Recycling oyster shells just got easier for residents of Beaufort County.
South Carolina Department of Natural Resources (SCDNR) staff and partners recently constructed a new oyster shell drop-off bin at the Edgar Glenn Boat Landing in the shadow of the Chechessee River Bridge, the sixth such site in Beaufort County.
“With this new public oyster drop-off located directly between Beaufort and Bluffton, we’re thrilled to provide an opportunity for the public to recycle their oyster shells in this area, which before was a difficult task,” said Ben Dyar, who oversees the agency’s oyster recycling and planting program.
The drop-off is located on Highway 170 on the same side of the road as the boat ramps. The bin is a wooden, three-sided bin in the parking lot near the foot of the bridge, Dyar said.

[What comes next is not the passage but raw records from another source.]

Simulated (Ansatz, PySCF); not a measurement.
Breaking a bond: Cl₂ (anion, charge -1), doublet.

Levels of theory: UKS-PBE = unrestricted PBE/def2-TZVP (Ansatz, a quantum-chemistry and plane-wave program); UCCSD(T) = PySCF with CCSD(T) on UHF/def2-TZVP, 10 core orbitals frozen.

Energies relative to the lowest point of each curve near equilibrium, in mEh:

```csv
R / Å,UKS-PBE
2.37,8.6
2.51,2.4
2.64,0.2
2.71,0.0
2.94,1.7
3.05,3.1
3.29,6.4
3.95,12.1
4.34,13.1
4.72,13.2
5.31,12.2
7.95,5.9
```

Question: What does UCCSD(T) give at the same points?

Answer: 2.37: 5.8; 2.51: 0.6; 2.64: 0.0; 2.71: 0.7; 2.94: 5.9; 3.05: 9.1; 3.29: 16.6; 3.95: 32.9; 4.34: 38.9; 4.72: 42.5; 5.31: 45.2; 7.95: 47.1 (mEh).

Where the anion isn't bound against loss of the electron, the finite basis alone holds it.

The new location was funded with donations from Toadfish Outfitters, an oyster knife, fishing gear, and apparel company that has committed to contributing a portion of every product sold to oyster reef rebuilding efforts.
We’re pleased to be working with Toadfish Outfitters on this drop-off location and look forward to more to come,” Dyar said.
SCDNR shellfish staff completed the build in early April 2017 with funding from Toadfish Outfitters. (Photo: Ben Dyar).
Recycling oyster shells is a win-win for South Carolina’s environment and economy. Oysters are nature’s water filters, cleaning up to 50 gallons of water a day per oyster. Oyster reefs also provide excellent erosion control and habitat for countless other marine animals, including popular game fish, shrimp, and blue crabs, all of which start out their lives under the protection afforded by oyster reefs.
Every year, SCDNR staff plant tens of thousands of bushels of shell along the coast to rebuild the state’s oyster reefs. In 2016, those rebuilding efforts covered over two miles of shoreline. Recycled oyster shell is the best material for rebuilding reefs – but shell can be hard to come by and expensive to purchase. The disappearance of commercial oyster canneries and rise in the popularity of backyard oyster roasts has resulted in a constant shortage of available shell to plant.
That’s where the public can help. Whether you’re steaming singles for your family or roasting bushels for a crowd, help SCDNR rebuild reefs and keep South Carolina’s coast healthy by recycling your shells.
Over 30 drop-off sites across the state offer a convenient way to recycle oyster shells, and a limited number of temporary bins are available for large events. In addition to collecting shell from the public, SCDNR staff work with 30 restaurants in the Charleston area to recycle their oyster shells.
Don’t like the taste of oysters but love the benefits they provide? You can still help support this work by purchasing a $10 saltwater fishing license, a portion of which goes to shell recycling each year, or joining a volunteer day with SCORE, the agency’s community-based oyster habitat restoration program.
Tips for Recycling Your Oyster Shells
The oyster shell public drop-off is located at the Edgar Glenn Boat Landing at the Chechessee River Bridge on Highway 170. The drop-off bin is on the same side of the road as the boat ramps. The bin is a wooden three sided bin in the parking lot near the foot of the bridge. .
- DO bring your shell to the nearest shell recycling center. Maps are available online. If a center is not shown near you, please call 843-953-9397.
- DO separate shell from trash. Shell mixed with trash (including shell in bags or containers) is not suitable for recycling. Provide separate containers at your events for shells and trash.
- DON'T put live or freshly shucked oysters in South Carolina waters. If the oysters you purchased were harvested outside South Carolina, it is illegal to place them in SC waters. Placing live oysters in our waters can create environmental problems and may harm local oysters or other animals. To avoid contamination, shell should be recycled to SCDNR and properly quarantined for six months.